Visualizing Data

Overview

Teaching: 30 min
Exercises: 10 min
Questions
  • How can I create simple plots in Python?

  • How can I create multi-panel plots in Pyhton?

Objectives
  • Plot simple graphs from data.

  • Change some of the elements of a plot.

Visualizing data

The mathematician Richard Hamming once said, “The purpose of computing is insight, not numbers,” and the best way to develop insight is often to visualize data. Visualization deserves an entire lecture of its own, but we can explore a few features of Python’s matplotlib library here. While there is no official plotting library, matplotlib is the de facto standard. First, we will import the pyplot module from matplotlib and use two of its functions to create and display a heat map of our data:

import matplotlib.pyplot
image = matplotlib.pyplot.imshow(data[:,1:])
matplotlib.pyplot.show()

Heatmap of the Data

Blue pixels in this heat map represent low values, while yellow pixels represent high values. As we can see, flux rises and falls over a length of the observation period.

Some IPython Magic

If you’re using a Jupyter notebook, you’ll need to execute the following command in order for your matplotlib images to appear in the notebook when show() is called:

%matplotlib inline

The % indicates an IPython magic function - a function that is only valid within the notebook environment. Note that you only have to execute this function once per notebook.

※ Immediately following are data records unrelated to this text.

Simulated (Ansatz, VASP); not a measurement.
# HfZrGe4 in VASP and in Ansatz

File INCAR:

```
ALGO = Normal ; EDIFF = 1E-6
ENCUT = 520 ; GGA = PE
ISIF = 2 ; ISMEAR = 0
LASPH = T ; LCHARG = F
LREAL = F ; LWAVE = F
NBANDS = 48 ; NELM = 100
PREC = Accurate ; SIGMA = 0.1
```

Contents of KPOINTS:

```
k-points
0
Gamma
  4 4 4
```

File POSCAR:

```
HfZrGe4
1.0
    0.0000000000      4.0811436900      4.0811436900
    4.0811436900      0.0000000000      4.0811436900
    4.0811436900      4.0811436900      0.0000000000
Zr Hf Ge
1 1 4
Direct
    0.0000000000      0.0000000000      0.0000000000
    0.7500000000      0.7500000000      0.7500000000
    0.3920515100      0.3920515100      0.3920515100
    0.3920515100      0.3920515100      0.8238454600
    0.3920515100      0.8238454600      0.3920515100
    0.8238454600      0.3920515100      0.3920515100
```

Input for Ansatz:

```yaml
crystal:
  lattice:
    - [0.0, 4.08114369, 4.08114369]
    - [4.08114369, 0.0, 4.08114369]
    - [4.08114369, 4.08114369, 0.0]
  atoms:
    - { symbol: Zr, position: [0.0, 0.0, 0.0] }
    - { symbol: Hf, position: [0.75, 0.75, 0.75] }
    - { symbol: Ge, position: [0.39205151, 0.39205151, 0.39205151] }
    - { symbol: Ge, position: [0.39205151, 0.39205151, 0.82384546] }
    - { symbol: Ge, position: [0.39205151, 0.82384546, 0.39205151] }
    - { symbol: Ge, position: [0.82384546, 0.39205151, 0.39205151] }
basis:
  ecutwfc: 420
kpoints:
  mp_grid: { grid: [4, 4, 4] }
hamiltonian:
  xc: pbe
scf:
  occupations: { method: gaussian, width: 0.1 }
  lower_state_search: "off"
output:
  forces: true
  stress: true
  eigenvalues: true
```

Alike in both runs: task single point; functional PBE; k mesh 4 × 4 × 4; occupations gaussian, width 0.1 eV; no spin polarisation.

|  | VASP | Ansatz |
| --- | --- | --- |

Let’s take a look at the average flux over time:

ave_flux = numpy.nanmean(data[:,1:], axis=1)
mjd = data[:,0]
ave_plot = matplotlib.pyplot.plot(mjd, ave_flux)
matplotlib.pyplot.show()

Average Flux Over Time

Here, we have put the average flux per day in the variable ave_flux and the Modified Julian Date in the variable ‘mjd’. Then we asked matplotlib.pyplot to create and display a line graph of those two variable. The result is a fast rise and slow fall but it is very jagged. Let’s have a look at two other statistics:

max_plot = matplotlib.pyplot.plot(mjd, numpy.nanmax(data[:,1:], axis=1))
matplotlib.pyplot.show()

Maximum Value Along The First Axis

min_plot = matplotlib.pyplot.plot(mjd,numpy.nanmin(data[:,1:], axis=1))
matplotlib.pyplot.show()

Minimum Value Along The First Axis

The maximum value rises and falls, while the minimum seems to be pretty flat. Of course, here we are averaging over several different bands and observations are only available for a subset of the bands for each date. It would be much better to look at the individual lightcurves for each band.

matplotlib.pyplot.plot(mjd,data[:,1],'o', color='blue')
matplotlib.pyplot.plot(mjd,data[:,3],'o', color='green')
matplotlib.pyplot.plot(mjd,data[:,5],'o', color='yellow')
matplotlib.pyplot.plot(mjd,data[:,7],'o', color='red')
matplotlib.pyplot.show()

Light Curves

Grouping plots

You can group similar plots in a single figure using subplots. This script below uses a number of new commands. The function matplotlib.pyplot.figure() creates a space into which we will place all of our plots. The parameter figsize tells Python how big to make this space. Each subplot is placed into the figure using its add_subplot method. The add_subplot method takes 3 parameters. The first denotes how many total rows of subplots there are, the second parameter refers to the total number of subplot columns, and the final parameter denotes which subplot your variable is referencing (left-to-right, top-to-bottom). Each subplot is stored in a different variable (axes1, axes2, axes3). Once a subplot is created, the axes can be titled using the set_xlabel() command (or set_ylabel()). Here are our three plots side by side:

import numpy as np
import matplotlib.pyplot as plt

data = np.loadtxt(fname='data/03D1ar.csv', delimiter=',', skiprows=1)
mjd = data[:,0]

fig = plt.figure(figsize=(15.0, 4.0))

axes1 = fig.add_subplot(1, 4, 1)
axes2 = fig.add_subplot(1, 4, 2)
axes3 = fig.add_subplot(1, 4, 3)
axes4 = fig.add_subplot(1, 4, 4)

axes1.set_xlabel('MJD')
axes1.set_ylabel('g')
axes1.set_ylim([-150,720])
axes1.plot(mjd,data[:,1],'o', color='blue')

axes2.set_xlabel('MJD')
axes2.set_ylabel('r')
axes2.set_ylim([-150,720])
axes2.plot(mjd,data[:,3],'o', color='green')

axes3.set_xlabel('MJD')
axes3.set_ylabel('i')
axes3.set_ylim([-150,720])
axes3.plot(mjd,data[:,5],'o', color='yellow')

axes4.set_xlabel('MJD')
axes4.set_ylabel('z')
axes4.set_ylim([-150,720])
axes4.plot(mjd, data[:,7],'o', color='red')

fig.tight_layout()

plt.show(block=False)

The Previous Plots as Subplots

The call to loadtxt reads our data, and the rest of the program tells the plotting library how large we want the figure to be, that we’re creating three subplots, what to draw for each one, and that we want a tight layout. (If we leave out that call to fig.tight_layout(), the graphs will actually be squeezed together more closely.)

Key Points

  • Use the pyplot library from matplotlib for creating simple visualizations.